Given all the recent media-fueled outrage over the obscene bonuses paid out to AIG executives, I have a simple request: I'd like the same media that have been raising holy hell about AIG to investigate the often completely unjustified compensation of the executives that have been driving the media business into the ground -- often preserving their own cushy jobs while laying off the rank and file and even killing off storied media properties.
Consider New York Attorney General Andrew Cuomo's language in a letter he sent last week to House Financial Services Committee Chairman Barney Frank (adding fuel to the fire that ultimately forced hapless Treasury Secretary Timothy Geithner to finally read the riot act to AIG and prompted Congress to gin up a claw-back tax plan): "These payments were all made to individuals in the subsidiary whose performance led to crushing losses and the near-failure of AIG. Thus, last week, AIG made more than 73 millionaires in the unit which lost so much money that it brought the firm to its knees, forcing a taxpayer bailout. Something is deeply wrong with this outcome."
Now, look around at the mostly New York-based media executives that have been tripping over themselves racing to downsize pretty much anywhere but in the executive suite. Their corporate culture -- salary structure and perks -- continues, in most cases, to be unjustifiably generous. Insanely generous.
The American media business, even before the current global economic apocalypse, has been falling apart -- newspapers especially, of course -- thanks in large part to the performance of corporate "leaders" who were asleep at the wheel while upstart new-media companies (from Google on down) first stole their lunch money in schoolyard muggings nobody was willing to take seriously, and then brazenly robbed more and more of their overall business.
Now entire media sectors are facing not just crushing losses and near-failure but total failure -- in some cases extinction. And in most cases, the corporate overlords who didn't see the internet coming (even 10 years after it arrived!) are still not only in charge but ridiculously well-compensated.
Something, to borrow Andrew Cuomo's words, is deeply wrong with this outcome.
The truth is, the internet isn't waging a war against "old media" so much as it's waging a war against old-media overhead. Before Hearst made the decision to shut down the Seattle Post-Intelligencer last week, it issued a memo to its employees saying, "We see no opportunity for us to publish the P-I on a profitable basis." Declining newspaper revenue aside, if you consider the Hearst executive-suite lifestyle in the posh Hearst trophy tower in Midtown Manhattan, it's not hard to imagine why. Even now, as Hearst is "blazing a trail," as one observer put it to the Columbia Journalism Review, in continuing the P-I as an online-only publication -- radically downsizing the 167-person operation to roughly 40 (20 in the newsroom, 20 on the business side) -- I wonder how much the decks are stacked against the new operation given the contribution it'll have to make to support old-school corporate overhead that's a throwback to the age of media monopolies. At any rate, starting a web-only property in 2009 is so totally not "blazing a trail."

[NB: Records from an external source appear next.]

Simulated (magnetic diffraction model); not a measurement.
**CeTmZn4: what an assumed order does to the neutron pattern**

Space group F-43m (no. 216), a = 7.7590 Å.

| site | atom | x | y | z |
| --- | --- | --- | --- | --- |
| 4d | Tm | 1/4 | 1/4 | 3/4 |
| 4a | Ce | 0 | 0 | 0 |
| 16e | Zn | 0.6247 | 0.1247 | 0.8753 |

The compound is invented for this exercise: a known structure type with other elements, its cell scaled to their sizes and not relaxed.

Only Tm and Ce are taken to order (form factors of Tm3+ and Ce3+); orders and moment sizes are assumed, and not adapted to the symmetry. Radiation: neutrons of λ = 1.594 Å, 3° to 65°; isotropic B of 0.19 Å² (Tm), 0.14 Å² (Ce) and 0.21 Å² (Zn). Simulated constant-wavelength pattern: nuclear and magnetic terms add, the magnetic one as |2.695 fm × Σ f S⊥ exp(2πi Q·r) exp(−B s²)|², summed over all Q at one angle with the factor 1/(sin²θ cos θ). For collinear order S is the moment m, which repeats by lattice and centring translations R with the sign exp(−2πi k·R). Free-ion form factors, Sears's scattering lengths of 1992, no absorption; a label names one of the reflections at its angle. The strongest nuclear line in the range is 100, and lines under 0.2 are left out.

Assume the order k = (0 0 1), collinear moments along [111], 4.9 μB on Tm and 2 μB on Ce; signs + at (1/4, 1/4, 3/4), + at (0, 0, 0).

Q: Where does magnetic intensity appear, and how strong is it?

Now, I know what you're thinking: Hearst is a privately held company -- it can do whatever the hell it wants. Unlike AIG and the other companies the government has been bailing out, Hearst hasn't been taking taxpayer money to further reward overpaid numbskulls who destroy value for a living. But in this country we do still give lip service, at least, to the idea that companies involved in producing actual journalism are engaged in something approaching a public trust. And, of course, plenty of big media companies are publicly traded -- so the decisions being made in fancy New York trophy towers are affecting not only American citizens who are seeing the vaunted Fourth Estate wave a white flag, but millions of American shareholders.
What am I asking for here? More media-on-media violence? Yeah, but I'd like to see something a bit more courageous than, say, Jon Stewart bitch-slapping Jim Cramer and CNBC. Shooting fish in a barrel -- another media company's fish -- is great sport and even better TV, but what I'd really like to see, now that the media has collectively consecrated the fake news of the "Daily Show" as realer and more truthful than the real news, is Stewart going ballistic on, say, the guys upstairs: Sumner Redstone and the clowns who have been helping him "run" his media companies.
Redstone, after all, is the ultimate boss of not only the fake news but some real news, too. His ironically named National Amusements controls both Viacom (Comedy Central's parent company) and CBS Corp. Ask the gang at nickel-and-dimed CBS News how they feel about Redstone's leadership.
And let's do the arithmetic on how billionaire Redstone has further enriched himself and his executive ranks while making value-destroying decisions. In its most recent report on Sumner's compensation, covering 2007, BusinessWeek calculated that he pulled in nearly $10 mil; I can't wait for the 2008 numbers to get tallied. Go back a couple years to 2005, when Redstone was still sticking with his brilliant plan to have Les Moonves and Tom Freston co-run Viacom as co-prezzies/co-COOs (before he split the company in two). In that year Redstone pulled down $56 million, and Moonves and Freston pulled down $52 million each. And let's not forget that when Freston got iced out in 2006, he scored a $59 million severance package.
In the bizarro world of American big media, it's no wonder there's no money left for journalism anymore.